A powerful earthquake killed at least six people as it tore down buildings in central Croatia yesterday, leaving a town near the epicentre without electricity as rescuers combed toppled roofs and rubble in the dark.
The tremors were felt as far afield as Vienna while the damage was concentrated in and around Petrinja, a town some 50km south of Croatia’s capital Zagreb.
Among the dead were a young girl in Petrinja and five people in a nearby village, Croatian police said.
As rescue teams shovelled away bricks and other debris, some elderly residents gathered in a park in downtown Petrinja, wrapped in blankets and afraid to return home.
“All the tiles in the bathroom are broken, all the dishes fell out,” Marica Pavlovic, a 72-year-old retired meat factory worker, told AFP of the damage to her home. “Even if we wanted to, we can’t go back in, there is no electricity.”

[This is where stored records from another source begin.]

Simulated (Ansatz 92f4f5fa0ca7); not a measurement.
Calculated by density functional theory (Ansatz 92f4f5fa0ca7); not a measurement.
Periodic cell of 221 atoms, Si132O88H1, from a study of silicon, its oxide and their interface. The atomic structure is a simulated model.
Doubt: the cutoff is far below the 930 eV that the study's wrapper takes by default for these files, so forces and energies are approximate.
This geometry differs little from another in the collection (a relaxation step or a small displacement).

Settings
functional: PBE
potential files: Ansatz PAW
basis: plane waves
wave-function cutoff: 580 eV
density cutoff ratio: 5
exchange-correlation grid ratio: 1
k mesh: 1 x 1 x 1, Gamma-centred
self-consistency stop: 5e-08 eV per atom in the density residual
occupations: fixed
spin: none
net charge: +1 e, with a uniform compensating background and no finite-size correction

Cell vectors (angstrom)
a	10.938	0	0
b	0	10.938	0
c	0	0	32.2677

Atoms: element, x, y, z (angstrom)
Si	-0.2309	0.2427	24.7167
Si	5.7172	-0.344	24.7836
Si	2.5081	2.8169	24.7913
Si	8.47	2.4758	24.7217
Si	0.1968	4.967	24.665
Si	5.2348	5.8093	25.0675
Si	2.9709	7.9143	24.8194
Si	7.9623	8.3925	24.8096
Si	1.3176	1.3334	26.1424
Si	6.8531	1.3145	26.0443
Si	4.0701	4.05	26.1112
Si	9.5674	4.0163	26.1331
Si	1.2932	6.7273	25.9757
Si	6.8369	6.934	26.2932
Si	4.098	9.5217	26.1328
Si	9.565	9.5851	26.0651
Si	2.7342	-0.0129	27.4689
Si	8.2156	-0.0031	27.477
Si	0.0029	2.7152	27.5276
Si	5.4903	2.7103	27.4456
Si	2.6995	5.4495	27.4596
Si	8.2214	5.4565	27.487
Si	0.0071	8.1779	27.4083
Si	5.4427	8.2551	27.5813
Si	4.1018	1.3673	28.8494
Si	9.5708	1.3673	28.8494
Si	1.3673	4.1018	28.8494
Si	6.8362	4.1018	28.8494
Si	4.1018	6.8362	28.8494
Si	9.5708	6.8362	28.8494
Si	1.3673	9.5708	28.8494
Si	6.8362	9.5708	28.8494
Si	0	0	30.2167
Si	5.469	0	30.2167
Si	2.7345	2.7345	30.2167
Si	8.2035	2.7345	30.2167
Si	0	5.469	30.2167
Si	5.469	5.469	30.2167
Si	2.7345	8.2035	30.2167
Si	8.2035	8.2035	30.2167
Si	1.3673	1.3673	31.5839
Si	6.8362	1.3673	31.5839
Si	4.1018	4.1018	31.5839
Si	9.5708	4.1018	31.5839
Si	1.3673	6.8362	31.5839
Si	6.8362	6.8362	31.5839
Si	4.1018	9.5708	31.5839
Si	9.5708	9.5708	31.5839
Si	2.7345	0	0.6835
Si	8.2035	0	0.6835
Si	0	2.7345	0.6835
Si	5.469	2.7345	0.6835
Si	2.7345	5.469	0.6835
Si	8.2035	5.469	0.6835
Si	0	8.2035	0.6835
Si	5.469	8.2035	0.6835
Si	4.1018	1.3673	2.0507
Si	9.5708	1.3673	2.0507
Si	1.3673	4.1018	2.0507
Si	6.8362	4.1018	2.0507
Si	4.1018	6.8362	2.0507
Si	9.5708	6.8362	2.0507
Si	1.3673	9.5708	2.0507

Earlier in the day Prime Minister Andrej Plenkovic said containers would be brought in to house those whose homes remained risky, while military barracks could also take in residents.
“It is not safe to be here, that’s clear as day now,” Plenkovic said as he took stock of the wreckage in Petrinja, which is home to some 20,000 people.
While officials were tallying the scale of the destruction, Petrinja’s mayor Darinko Dumbovic said that a – luckily empty – kindergarten was among the buildings that collapsed from the force of the quake.
“The city is actually a huge ruin. We are saving people, we are saving lives. We have dead people, we have missing people, injured people ... it is a catastrophe,” he told national radio earlier in the day.
The earthquake, which hit around 1130 GMT according to the US Geological Survey, rattled Petrinja and the surrounding area just one day after a smaller earthquake struck in the same vicinity, causing some damage to buildings.
The GFZ German Research Centre for Geosciences said it hit at a depth of 10km, with the epicentre in Petrinja.
Yesterday’s quake also shook the capital Zagreb, where panicked residents gathered in the streets as the shocks tore the tiles off roofs.
The tremors reverberated across neighbouring countries.
In Austria’s second city Graz, about 200km north of Petrinja, tall buildings wobbled for about two minutes, according to broadcaster ORF.
In Carinthia province, about 300km to the northwest of Petriinja, the earth trembled for several minutes and people described how their furniture, Christmas trees and lamps wobbled.
In Slovenia, the STA news agency said the country’s sole nuclear power plant, which is 100km from the epicentre, was shut down as a precaution.
Croatia’s state news agency Hina said in total the quake was felt in 12 countries.
European Union leaders said they were closely following the “devastating earthquake” and ready to send in help.
Charles Michel, president of the European Council, said “our thoughts go out to the injured and frontline workers”.